This event is a part of the "Best Practices for HPC Software Developers" webinar series, produced by the IDEAS Productivity Project. The HPC Best Practices webinars address issues faced by developers of computational science and engineering (CSE) software on high-performance computers (HPC) and occur approximately monthly.
|Software Citation Today and Tomorrow
|Date and Time
|2018-04-18 01:00 pm EDT
|Daniel S. Katz (National Center for Supercomputing Applications and University of Illinois at Urbana-Champaign)
|Registration, Information, and Archives
Webinars are free and open to the public, but advance registration is required through the Event website. Archives (recording, slides, Q&A) will be posted at the same link soon after the event.

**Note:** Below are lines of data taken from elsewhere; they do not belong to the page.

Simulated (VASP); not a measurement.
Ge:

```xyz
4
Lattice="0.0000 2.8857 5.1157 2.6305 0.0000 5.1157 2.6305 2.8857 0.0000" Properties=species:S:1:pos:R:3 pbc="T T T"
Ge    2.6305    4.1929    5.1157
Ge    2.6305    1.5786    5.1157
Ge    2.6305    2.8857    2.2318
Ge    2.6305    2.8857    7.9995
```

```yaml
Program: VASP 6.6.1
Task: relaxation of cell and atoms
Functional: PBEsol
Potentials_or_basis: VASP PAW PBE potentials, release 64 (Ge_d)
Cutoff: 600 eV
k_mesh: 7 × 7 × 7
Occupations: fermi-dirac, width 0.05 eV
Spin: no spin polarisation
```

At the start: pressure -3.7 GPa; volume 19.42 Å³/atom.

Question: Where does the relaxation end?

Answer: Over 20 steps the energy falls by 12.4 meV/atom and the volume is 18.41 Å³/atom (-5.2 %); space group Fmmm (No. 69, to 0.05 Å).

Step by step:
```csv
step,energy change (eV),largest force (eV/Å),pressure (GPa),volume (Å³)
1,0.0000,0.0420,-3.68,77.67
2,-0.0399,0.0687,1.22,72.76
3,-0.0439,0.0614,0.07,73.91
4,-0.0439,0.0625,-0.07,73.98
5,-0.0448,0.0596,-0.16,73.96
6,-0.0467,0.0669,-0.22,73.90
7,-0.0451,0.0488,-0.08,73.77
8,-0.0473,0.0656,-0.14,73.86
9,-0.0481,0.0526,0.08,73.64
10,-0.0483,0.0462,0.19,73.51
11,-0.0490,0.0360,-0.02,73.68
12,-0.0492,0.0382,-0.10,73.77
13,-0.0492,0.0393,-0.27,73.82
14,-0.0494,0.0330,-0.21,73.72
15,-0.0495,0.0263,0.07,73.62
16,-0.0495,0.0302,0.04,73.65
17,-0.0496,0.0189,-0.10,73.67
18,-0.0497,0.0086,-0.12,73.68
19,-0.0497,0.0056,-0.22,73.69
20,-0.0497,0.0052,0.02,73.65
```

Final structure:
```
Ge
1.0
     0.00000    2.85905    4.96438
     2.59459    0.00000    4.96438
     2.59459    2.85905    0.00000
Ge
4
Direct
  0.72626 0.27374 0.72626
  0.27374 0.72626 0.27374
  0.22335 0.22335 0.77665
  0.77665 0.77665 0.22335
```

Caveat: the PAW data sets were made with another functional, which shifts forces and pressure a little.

Software is increasingly important in research, and some of the scholarly communications community, for example, in FORCE11, has been pushing the concept of software citations as a method to allow software developers and maintainers to get academic credit for their work: software releases are published and assigned DOIs, and software users then cite these releases when they publish research that uses the software. This webinar will discuss the state of software citation, starting with history of work done by the FORCE11 Software Citation Working Group, leading to a published set of software citation principles (https://doi.org/10.7717/peerj-cs.86), as well as other prior work. It will also talk about where the community is going, what the obstacles to progress are, and how they may be overcome.
Daniel S. Katz is Assistant Director for Scientific Software and Applications at the National Center for Supercomputing Applications (NCSA), Research Associate Professor in Computer Science (CS), Electrical and Computer Engineering (ECE), and the School of Information Sciences (iSchool), at the University of Illinois Urbana-Champaign. His research interests include policy issues, such as citation and credit mechanisms and practices associated with software and data, organization and community practices for collaboration, and career paths for computing researchers. Dan is one of the recipients of the 2018 BSSw Fellowships. The BSSw Fellowships Program gives recognition and funding to leaders and advocates of high-quality scientific software.